Figure 5. Simulation network model

Table 2. Model parameter settings of WMSN

Table 3. PSO parameter settings

The simulation is divided into several experiments in order to analyze the performance of the proposed network model. The results presented begin with exhaustive search of the PSO parameters value. Effect of node power, link quality and loads are also provided subsequently. Analysis is done using two performance metrics which are structural similarity index (SSIM) and normalized throughput. According to the result from the average of the data sets of 1000 times experiment repetitions. The performance of the proposed network coding using ONPM and normal network, and the conventional transmission technique are compared. In conventional transmission technique, each source is assigned with one transmission path. The transmission.

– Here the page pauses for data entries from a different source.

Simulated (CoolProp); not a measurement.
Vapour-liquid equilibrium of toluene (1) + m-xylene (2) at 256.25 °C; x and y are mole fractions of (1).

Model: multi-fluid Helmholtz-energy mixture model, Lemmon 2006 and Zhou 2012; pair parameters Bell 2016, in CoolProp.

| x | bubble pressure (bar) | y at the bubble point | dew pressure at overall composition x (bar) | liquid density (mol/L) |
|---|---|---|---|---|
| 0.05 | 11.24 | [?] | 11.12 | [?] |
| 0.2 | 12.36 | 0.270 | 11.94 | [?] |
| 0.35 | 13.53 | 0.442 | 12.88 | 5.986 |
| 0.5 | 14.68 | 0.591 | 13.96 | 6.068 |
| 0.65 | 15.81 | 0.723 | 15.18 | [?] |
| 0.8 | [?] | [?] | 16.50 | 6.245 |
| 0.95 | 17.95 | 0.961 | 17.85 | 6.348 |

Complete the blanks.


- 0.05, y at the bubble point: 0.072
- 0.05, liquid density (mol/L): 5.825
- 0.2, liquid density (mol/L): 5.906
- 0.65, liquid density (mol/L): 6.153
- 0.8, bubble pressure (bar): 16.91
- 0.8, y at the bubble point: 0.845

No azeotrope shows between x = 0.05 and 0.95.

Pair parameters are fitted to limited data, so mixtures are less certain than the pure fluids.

process is conducted according to the traditional amplify and forward strategy in [19]. Since there are nine paths available in the network, each source is expected to use four paths consecutively which are selected according to the normal paths selection scheme explained in next section. The remaining one path will be left unused.

3.1. Optimization Parameters Value
In this research, the PSO algorithm is conducted using parameter settings tabulated in Error! Reference source not found.. In the simulation Value of each parameter is selected from the searching by testing several parameter values which depicted in Table 3. Besides, the optimization repetition interval is also acquired in this test. Parameter value that provides the lowest packet loss rate in the test will be used in the simulations performance analysis of the proposed ONPM. The following are the results of the test carried out on several parameter values.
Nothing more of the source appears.